James Snook-USA TODAY Sports

On November 25, 2014, the BYU Cougars dropped a heart-breaking basketball game to longtime rival San Diego State in double overtime at the EA SPORTS Maui Invitational.

Despite dominating the first overtime period and seemingly having the game in the bag (they held a five-point lead with less than a minute remaining), a perfect storm of boneheaded plays, bad bounces and missed calls resulted in the Cougars losing their lead — and ultimately, after an uninspiring second overtime period, the game.

The loss was a punch straight to the proverbial gut for any BYU fan, for a number of reasons — because of the acrimonious history with the opponent, because of the missed opportunity to pick up a resume-boosting win against a Top 25 team on a neutral court, because of how inevitable victory had briefly seemed (it was literally snatched from Chase Fischer's fingers), because of how often Cougar fans have had to endure similar collapses in several sports in recent years.

It was a painful experience all around, and I wrote as much at the time. But I also wrote that, even though the loss hurt terribly, it could ultimately be a positive experience for the team and its fans alike if the young Cougars learned from their mistakes against the Aztecs and applied those lessons to future games against similarly tough opponents:

[T]hese are all things that can conceivably be addressed — and the ultimate measure of the worth of this game now hinges on how well Rose and his staff teach those lessons to their team before the next time the Cougars find themselves in a close game with a good opponent.

With several such opportunities on the way in the next month, we shouldn't have to wait too long to find out if the teachers are successful. It just might hurt a bit (or a lot) in the meantime.

Of course, anyone who has followed this BYU team since that point can tell you that things got worse before they got better. We've had to wait quite a long time to see the fruits of those early losses.

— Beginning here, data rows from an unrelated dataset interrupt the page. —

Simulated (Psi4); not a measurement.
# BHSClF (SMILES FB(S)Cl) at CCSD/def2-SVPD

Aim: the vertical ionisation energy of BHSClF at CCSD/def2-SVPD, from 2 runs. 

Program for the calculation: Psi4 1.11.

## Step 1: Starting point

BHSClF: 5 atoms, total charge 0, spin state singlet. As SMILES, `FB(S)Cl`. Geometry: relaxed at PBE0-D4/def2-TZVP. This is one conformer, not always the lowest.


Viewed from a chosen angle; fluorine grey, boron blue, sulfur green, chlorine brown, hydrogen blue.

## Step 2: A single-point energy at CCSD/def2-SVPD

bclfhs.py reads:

There were several more missed opportunities for demonstrated growth in close-out situations: just two days later in another overtime loss to Purdue in Maui, at home against a very good Utah squad and at home against Gonzaga, to name a few in nonconference play. And the late-game malaise even stretched into normally cut-and-dried contests against sub-standard WCC teams, as the Cougars somehow found a way to blow a nine-point second-half lead and lose to San Diego on the road.

You could be forgiven if you were one of the many who wondered out loud if we'd ever truly see the BYU learn its lesson — if this team was even capable of closing out a tight game against a top team. After all, despite a few bright spots here and there, there wasn't much to inspire confidence.

And then Saturday evening in Spokane happened.

The Cougars finally put it all together — and did so at the absolute best of times, in one of the most difficult situations imaginable. Despite leading the game from wire to wire, including a 10-point lead with six minutes remaining, BYU was forced to withstand one last Gonzaga surge in front of a ravenous Kennel crowd who desperately wanted to see their team finish WCC play undefeated.

The Bulldogs came in waves, throwing layers upon layers of exceptional talent and depth at the visiting Cougars over the final minutes. And to be sure, BYU bent a little bit — Gonzaga had whittled the lead down to three and had possession of the ball with six seconds left — but who wouldn't against a team like the Zags in an environment like The Kennel? Some bending under such pressure is understandable.

The most important thing is that the Cougars never broke. Gone were the bone-headed plays that the BYU faithful had been forced to endure in so many previous close games against top teams. Gone was the tentative decision-making and the permanent looks of impending doom etched across the players' faces. And as a result, gone was the pain of watching yet another one slip away.

BYU came to play when it mattered most in Spokane — and every player who saw the floor in those final minutes made a positive contribution, whether it was big or small, without which victory could not have been secured.

Think about Kyle Collinsworth's massive and-one layup and even bigger putback to effectively seal the game. Think about Tyler Haws, laboring through a frustrating night offensively, briefly finding his rhythm midway through the second half to keep the Zags at bay just a little bit longer. Think about Corbin Kaufusi's vicious, tone-setting block on Domantas Sabonis. Think about Skyler Halford's tireless defense and multiple tough jumpshots that killed any nascent Gonzaga momentum before it could fully form. Think about Frank Bartley's smart foul in the closing seconds to send the Zags to the line before they could attempt a potentially game-tying 3-point shot. Think about Ryan Andrus' gutsy free throws to finally put the No. 2-ranked team in the country away for good.

This was a great win and an even greater clutch performance by a team not previously known for its poise under pressure. Was it a perfect performance? No. Do I wish they wouldn't have slowed their offense down quite so much in the closing minutes and risked not getting good looks at the basket? Sure. Things could have gone badly, but they didn't — because the Cougars simply wouldn't let them. There was a focus, a determination and a fearlessness present in these players that simply wasn't there in similar situations earlier in the year.

That, in and of itself, is a mark of the great progress that Dave Rose and his staff have made with this team. It might have taken the better part of the season, but they got them here — in a position to beat one of the best teams in the country in their own building, to peak at the exact right time, and to potentially enter the NCAA Tournament on a hot streak and brimming with confidence. Whether or not they get the chance to realize that last one remains to be seen, but regardless of how the postseason picture shakes out, the Cougars have undoubtedly come a long way since that painful November night in Maui.

They've learned their lessons. They've figured out how to close games against good teams. Now let's see if they can close out their season on a high note.